John MacEachron gave Xerox a proprietary product for an affluent and eager market. Xerox gave it back

 

John D. MacEachron, 45 years old, didn't want to be an entrepreneur. He never sat behind a lemonade stand when he was growing up in Ithaca, N.Y. Never had a newspaper route. Never sold class rings in college. "None of that," he says, "ever had an appeal." And it didn't become any more attractive once he was done with school.

After earning an M.B.A. from Cornell University, MacEachron interviewed only with big companies and commercial banks. He picked Xerox Corp., where in 21 years he held 17 jobs, in everything from training to finance, and by all accounts he did them well. Steadily he marched up the corporate ladder, the paychecks getting larger at every rung. By last spring he was making close to $70,000 in salary and had developed a bit of a reputation. "Yeah, MacEachron, he's the guy who saved us $100,000 a year in computer charges, right?"

Right. And his most notable achievement, ironically, is the reason that John D. MacEachron -- the perfect "man in the gray flannel suit" -- is now president and sole employee of The Advantage Group Inc., in Westport, Conn., instead of bucking for a Xerox corner office in Stamford, a few miles to the southwest. The quintessential company man is now on his own.

The story of how that happened goes far toward explaining why you see a lot less gray flannel than you used to. And it is one example of what "corporate downsizing" might mean in practice rather than theory.

In MacEachron's case, the process began shortly after he became assistant controller for Xerox's real estate division back in 1983. His new job required keeping track of the 750 properties that Xerox owned or leased worldwide. It wasn't easy. There were rooms full of files, and you'd have to slog through a 50- or 60-page document to find out if you could subdivide or sublet a property. MacEachron's predecessors had tried to computerize the information, but the results were a sort of good news/bad news joke. The good news? The information was easier to come by. He bad news? It was costing $100,000 a year in computer time-sharing costs just to get at it.
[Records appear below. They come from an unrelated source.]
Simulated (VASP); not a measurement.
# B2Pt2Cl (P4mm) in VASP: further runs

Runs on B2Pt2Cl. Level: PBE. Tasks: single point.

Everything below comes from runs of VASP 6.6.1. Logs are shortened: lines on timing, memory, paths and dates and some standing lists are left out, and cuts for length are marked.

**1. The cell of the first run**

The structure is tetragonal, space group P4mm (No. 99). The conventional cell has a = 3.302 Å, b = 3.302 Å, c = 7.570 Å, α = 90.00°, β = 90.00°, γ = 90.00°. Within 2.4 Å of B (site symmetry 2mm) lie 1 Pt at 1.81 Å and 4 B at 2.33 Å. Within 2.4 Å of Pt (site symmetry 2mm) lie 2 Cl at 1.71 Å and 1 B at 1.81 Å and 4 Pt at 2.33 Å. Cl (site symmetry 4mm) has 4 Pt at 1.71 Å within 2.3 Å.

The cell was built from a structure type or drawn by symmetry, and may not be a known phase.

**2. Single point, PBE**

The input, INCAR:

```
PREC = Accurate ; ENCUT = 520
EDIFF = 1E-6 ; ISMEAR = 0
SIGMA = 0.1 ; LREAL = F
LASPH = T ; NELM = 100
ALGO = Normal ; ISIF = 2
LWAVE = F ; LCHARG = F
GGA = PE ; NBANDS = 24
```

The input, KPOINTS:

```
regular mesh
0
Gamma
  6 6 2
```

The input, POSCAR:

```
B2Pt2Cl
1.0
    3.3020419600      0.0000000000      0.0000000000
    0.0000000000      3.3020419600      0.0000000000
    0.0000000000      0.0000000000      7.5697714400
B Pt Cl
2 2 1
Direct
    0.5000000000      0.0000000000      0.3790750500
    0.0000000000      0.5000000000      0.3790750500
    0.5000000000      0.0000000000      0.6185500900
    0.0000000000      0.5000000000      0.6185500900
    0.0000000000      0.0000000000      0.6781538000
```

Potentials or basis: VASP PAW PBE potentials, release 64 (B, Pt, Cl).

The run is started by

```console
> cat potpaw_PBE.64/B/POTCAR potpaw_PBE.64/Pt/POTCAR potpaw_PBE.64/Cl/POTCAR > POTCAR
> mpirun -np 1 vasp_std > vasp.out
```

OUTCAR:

One day MacEachron stared long and hard at a new Xerox product -- the company's first personal computer. As he examined the machine, he got an idea. "It could store about 10 megabytes of information," MacEachron recalls. "That was about the space our software guys had told me the real estate information would take up. We were in business. It just makes more sense to put the information on a disk that could go in a PC on your desk than to continually look through files or rack up those time-sharing charges."

So MacEachron managed development of a program that not only would list Xerox's real estate holdings but also would provide more than 250 separate pieces of information about each property -- including its size, cost of upkeep, and fair market value. And he made sure the information could be put together any way he wanted -- for example, it takes just a few keystrokes to get a list of the locations for every Xerox sales office. Suddenly, his life was much simpler.

That might have been the end of it -- and MacEachron might still be at Xerox -- if it weren't for a couple of chance conversations at real estate conventions. "Other real estate managers would ask, 'How in heck are you keeping track of all your properties?' When I told them about the program, they'd say, 'Gee, that sounds pretty good. I'd be interested in buying a copy if it's for sale."

MacEachron had never thought about selling his program. He had only created LeaseAd, as he calls his creation, to make his life easier. But if he could make Xerox a couple of dollars, why not? National Gypsum Co. bought a copy for about $1,500. So did Hewlett-Packard Co. In mid-1985, MacEachron found himself spending part of his day running a tiny business within Xerox.

At this point, if MacEachron were a different man, he might have left Xerox and started his own company using LeaseAd as his base. After all, he had what every entrepreneur prays for: a proprietary product designed for a market that is not only affluent, but eager to buy. But MacEachron was a company man, not an entrepreneur. He's loyal, and Xerox was his life. "I just didn't see where I could ethically take the product outside. I had developed it on company time." Still, LeaseAd represented a potentially huge opportunity. In a long closed-door meeting with his boss, he asked to sell LeaseAd full-time, for Xerox.

MacEachron thought he had made a compelling argument. There were, he figured, at least 500 large companies that needed LeaseAd. And at up to $7,500 a pop -- LeaseAd's current cost -- that could mean as much as $3.75 million in revenues for Xerox and much of that in profit, since the development costs had already been paid and Xerox's sales force could handle the marketing. Sure, $3.75 million wasn't much to a company that had earned $475 million on $9 billion in revenues that year. But wasn't Xerox's top management -- who had watched net income drop 21% since 1981 -- constantly talking about how the company had to become "intrapreneurial" to survive? Surely, this might help -- if only a little.